Mesh may mean many things, and Istio has further confused the term by arbitrarily adding observability, which is a general concept.
I believe 'mesh' is primarily about identity and security across multiple environments, and policies and telemetry based on identity and secure information, with the secure parts of the Internet and mobile as the largest public mesh.
In regular K8S or on most IPSec/Wireguard/proprietary networks, the policies are expressed using authenticated IP address and associated trusted discovery server.
The policies are applied at the network level - by CNI or firewall - the only identity they see is the source or dest IP. The low level keys provisioned on each node authenticate the IP, so it can't be forged and MITM is not possible. As long as you are in the secure network boundaries - and the IP is not re-allocated - you can trust the IP.
Re-allocation and dynamic assignment of IPv4 has important risks and implications, can be discussed separately, but secure networks do support static or subnet allocations too that are more durable.
Inside the secured network - the associated discovery server holds metadata for the IP. For K8S it's extensive - the full Pod spec, including a K8S specific 'account'. In other networks it can be just a FQDN (hostname) and associated 'owner'.
Inside the boundaries of a secure network, we know the IP is authenticated and an ephemeral but secure identity. From an application perspective - it is the ONLY information they see with the standard POSIX/linux APIs.
Even with Istio sidecars - the mTLS is hidden from the user and the client identity only made available as an envoy-specific complex header (XFCC). In Istio ambient things are worse for L4 - and with Waypoints it's not yet clear how identity will be passed. To make things worse - Istio doesn't even propagate the real source IP with sidecars unless TPROXY is used ( and it requires granting high permissions to the sidecar).
Many applications need to make decisions based on the caller identity - and usually have their own separate authentication, sometimes using user/password or mTLS or JWTs. Use of the source IP is rarely or never used besides logging - and the real source is also hidden in Forwarded headers in HTTP and HA-Proxy prefix for TCP.
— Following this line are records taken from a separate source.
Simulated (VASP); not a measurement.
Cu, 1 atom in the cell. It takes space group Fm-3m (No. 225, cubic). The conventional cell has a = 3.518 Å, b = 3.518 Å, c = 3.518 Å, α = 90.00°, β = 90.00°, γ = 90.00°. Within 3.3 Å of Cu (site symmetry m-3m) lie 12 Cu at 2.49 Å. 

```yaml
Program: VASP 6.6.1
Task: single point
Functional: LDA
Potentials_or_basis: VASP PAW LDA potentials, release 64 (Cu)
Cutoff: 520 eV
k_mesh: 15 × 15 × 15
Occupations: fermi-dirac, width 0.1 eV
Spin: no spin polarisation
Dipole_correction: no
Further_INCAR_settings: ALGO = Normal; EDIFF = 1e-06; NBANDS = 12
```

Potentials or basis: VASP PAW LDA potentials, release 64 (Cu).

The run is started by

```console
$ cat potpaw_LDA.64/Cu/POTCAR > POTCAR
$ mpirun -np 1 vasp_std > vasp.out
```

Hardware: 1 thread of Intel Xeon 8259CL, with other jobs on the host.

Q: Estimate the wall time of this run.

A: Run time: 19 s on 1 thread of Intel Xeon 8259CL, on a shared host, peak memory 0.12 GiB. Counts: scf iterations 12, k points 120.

RFC912 and successors (from 1984) originally titled "Authentication service" defines one of the first protocols to map TCP level info available to apps back to identity. It takes src/dst ports and issues a request to the remote host. The remote host will see the source/dst IP on the callback, and use the extra src/dst to lookup the user identiy on its side - and return the identity on the host. Assuming the IP network is secure - it mostly works.
Modern metadata servers run on a host-only address (like 169.254.169.254) and provide tokens and trusted info from the discovery and auth systems. Like Ident, it needs to find caller identity on the local host based on IP - however in most cases they only use the IP (local call - either same network namespace or a local container). They keep track of all containers running locally - and use the discovery server to know identity and metadata.
A native mesh handles authentication, security and policy at the application level using libraries or frameworks. This is what applications have been doing since the discovery of security - what makes it a 'mesh' is the presence of a discovery server that primarily provides a mapping between 'mesh identity' and current IP, as well as optional security options.
From an application perspective, the pod or host service accounts are not as important as a user identity ( or service account ) that owns the data. In many cases for container-based and micro-services the identity of container can be treated as the identity of the user - howerver even in this case there are multiple containers running in multiple environments that hold the same identity.
Modern secure servers attempt to bind user to host - or apply different policies for a user depending on the host, for example allow access to less data if user is using a device not owned/controlled by the org like a personal phone.